And its only a general issue because so often collectives will favor others that they consider as being belonging to their tribe.
So when these people are called out, they have a semi natural reaction, because they believe theyre not a badie, and all of us can empathize with believing we are not the baddie only to find we have internalised racism, queerphobia
But these men have never been forced to reflect on the negative consequences of their actions before and lo & behold it delivers us to the classic:

REDEMPTION ARC
As a trans woman who tried to live as a man for 5 years, I can tell you that real redemption is not easy. Actually living with all your past cringe, calls to power, ghosts and skeletons can be a nightmare and you are blessed if any of the people u have hurt will engage with you
And ive witnessed real positive changes in people ive known as well.

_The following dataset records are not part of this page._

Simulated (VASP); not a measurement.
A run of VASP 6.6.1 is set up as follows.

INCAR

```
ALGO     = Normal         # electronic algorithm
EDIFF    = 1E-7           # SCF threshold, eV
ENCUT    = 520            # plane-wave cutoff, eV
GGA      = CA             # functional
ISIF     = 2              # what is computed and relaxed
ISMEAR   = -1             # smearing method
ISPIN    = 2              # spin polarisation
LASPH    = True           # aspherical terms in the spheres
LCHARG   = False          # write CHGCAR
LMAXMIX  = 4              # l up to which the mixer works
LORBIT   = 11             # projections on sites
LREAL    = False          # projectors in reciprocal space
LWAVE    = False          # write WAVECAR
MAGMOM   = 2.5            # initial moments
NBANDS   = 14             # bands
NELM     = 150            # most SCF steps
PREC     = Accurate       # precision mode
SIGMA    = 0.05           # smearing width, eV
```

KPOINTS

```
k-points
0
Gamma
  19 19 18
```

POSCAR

But the discourse isnt centred around helping, healing or growth. Its around removal/recovery

But as we gradually shift more into a shared global digital space, this becomes harder and harmful.
Often this even promotes harm as it collects the outcast, cancelled into a counter culture of its own. Resulting in a net loss for our communities as it cultivates a sense that accountability = social death
There are ways for our communities to become healthier... and one is in acknowledging that all the people in the situation need help, and i dont mean help as support. Victims need support, abusers need help but not in the same way addicts need help.
Whether That help comes in the form of loss is circumstancial.

Does the abuser believe their position is more important than the harm they have caused their victims?
In most cases, yes.
But we also need to develop cultural/systemic pathways to recovery without social death, else we just end up with the same game as before.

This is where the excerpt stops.